GUIs - A Modest Proposal

lkcl luke.leighton at gmail.com
Tue Jun 15 08:57:13 EDT 2010


On Jun 14, 9:00 pm, Stephen Hansen <me+list/pyt... at ixokai.io> wrote:

> On 6/14/10 1:00 PM, lkcl wrote:
> >  what we typically recommend is that _even_ though you're going to run
> > the application "desktop" - as pure python - you still use JSONRPC [or
> > XmlHTTPRequest if JSONRPC is overkill].  so, _even_ though it's a
> > desktop application, you still run a local 127.0.0.1 web service (even
> > python -m SimpleCGIServer.py will do the job!)
>
> >  rick's article is highly illustrative on all these points:
> >    http://www.ibm.com/developerworks/web/library/wa-aj-pyjamas/
>
> Hmm. Depending on just how rich of a UI is possible, this is a slightly
> compelling idea.

 to be honest, if you don't put any effort in to use the appropriate
"lovely-prettiness" panels you can end up with something truly "90s-
esque".  but with a little effort you can do round-edged lovely colour
tabs:
   http://pyjs.org/examples/tabpanelwidget/output/Tabs.html

> Right now, I have to essentially maintain two separate
> code-bases: the desktop client and the web application.

 deep joy!

> In my scenario,
> both are actually lightweight (though not truly thin) clients to a
> master application server existing Elsewhere, that does the heavy
> lifting and manages all its users.
>
> Being able to take a code base and provide it to users as a
> traditional-seeming desktop application that works desktopy for them,
> with-- it sounds like-- two separate processes, one which is Python and
> is "serving" data, and more importantly accessing the MCP and getting
> instructions and doing its "lightweight" local lifting-- and another
> which is just a UI that communicates to that local server?

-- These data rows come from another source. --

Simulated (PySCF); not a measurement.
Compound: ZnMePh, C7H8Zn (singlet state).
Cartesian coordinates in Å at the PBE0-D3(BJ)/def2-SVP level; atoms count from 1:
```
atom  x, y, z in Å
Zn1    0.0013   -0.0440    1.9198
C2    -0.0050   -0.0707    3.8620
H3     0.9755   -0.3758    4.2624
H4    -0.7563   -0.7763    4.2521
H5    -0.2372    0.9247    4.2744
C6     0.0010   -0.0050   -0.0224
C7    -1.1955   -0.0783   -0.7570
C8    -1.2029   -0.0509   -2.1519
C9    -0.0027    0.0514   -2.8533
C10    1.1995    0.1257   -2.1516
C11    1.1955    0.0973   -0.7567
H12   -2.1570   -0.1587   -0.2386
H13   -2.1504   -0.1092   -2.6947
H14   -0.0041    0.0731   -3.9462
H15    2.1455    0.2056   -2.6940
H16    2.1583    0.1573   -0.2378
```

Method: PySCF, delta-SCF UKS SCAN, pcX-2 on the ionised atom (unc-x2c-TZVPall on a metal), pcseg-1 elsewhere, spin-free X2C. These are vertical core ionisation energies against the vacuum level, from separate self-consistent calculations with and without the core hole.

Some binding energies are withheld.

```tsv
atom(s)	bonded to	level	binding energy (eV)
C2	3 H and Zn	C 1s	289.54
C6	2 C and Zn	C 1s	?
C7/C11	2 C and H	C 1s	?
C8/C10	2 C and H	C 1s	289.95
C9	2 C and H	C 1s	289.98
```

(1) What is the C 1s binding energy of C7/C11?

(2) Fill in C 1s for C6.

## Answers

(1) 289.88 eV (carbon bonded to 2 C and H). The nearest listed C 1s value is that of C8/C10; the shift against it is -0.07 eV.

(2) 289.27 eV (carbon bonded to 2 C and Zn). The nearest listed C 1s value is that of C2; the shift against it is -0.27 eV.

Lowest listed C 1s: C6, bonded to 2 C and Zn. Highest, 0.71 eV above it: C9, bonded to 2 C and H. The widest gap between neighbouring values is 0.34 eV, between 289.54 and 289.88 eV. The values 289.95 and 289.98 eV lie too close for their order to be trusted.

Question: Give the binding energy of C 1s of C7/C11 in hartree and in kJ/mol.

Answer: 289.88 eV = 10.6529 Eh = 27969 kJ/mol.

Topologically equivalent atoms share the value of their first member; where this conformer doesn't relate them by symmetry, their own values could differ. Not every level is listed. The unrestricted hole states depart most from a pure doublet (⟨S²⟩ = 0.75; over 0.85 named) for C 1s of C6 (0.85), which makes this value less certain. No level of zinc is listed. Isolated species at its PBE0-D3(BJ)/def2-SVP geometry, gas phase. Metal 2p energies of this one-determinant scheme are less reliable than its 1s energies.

 basically, yes.  splitting things more along the traditional MVC
lines.  the M being the web server with JSONRPC to do traditional
Create-Update-Retrieve-Delete etc. and the VC bit being in pyjamas,
talking JSONRPC to the server *even* on the desktop version!

> Then one would run basically the same code on a server to allow remote
> access on some internet-accessible server, that sounds like what you're
> implying is possible?

 yes, even on the desktoppy version (because it's the same app)

> This time the server is still there, but the
> client UI is converted into pure JS and shipped to the persons machine.

 yup.

> That sounds too good to be true.

 yup, it does.  how can one person, a free software developer, have
come up with something like "The Holy Grail" of software development,
right?  when all the money in the world, from ibm, adobe, microsoft,
google, nokia and so on _hasn't_ managed it, in what... 20 years of
computer science, right?  i must be some sort of egomaniac, attention-
seeker, snake-oil-seller or just an outright liar, right?  those _are_
supposed to be rhetorical questions :)

> I sort of have to be reading too much
> into what you're saying.

 no, you got it.  does what it says on the tin.

 the "fly in the ointment" is that the success of pyjamas desktop is
critically dependent on its underlying DOM-bindings technology.
ironically, the non-free and proprietary dependence on MSHTML works
perfectly, whilst there are webkit developers *actively* destroying
the webkit-glib/gobject port, and the mozilla foundation developers
are trying desperately hard to break XPCOM (they've already side-lined
python-xpcom as "third party" now) because they're so "losing" so
badly to webkit that they are desperate to sacrifice everything to get
speed, speed, speed.

 l.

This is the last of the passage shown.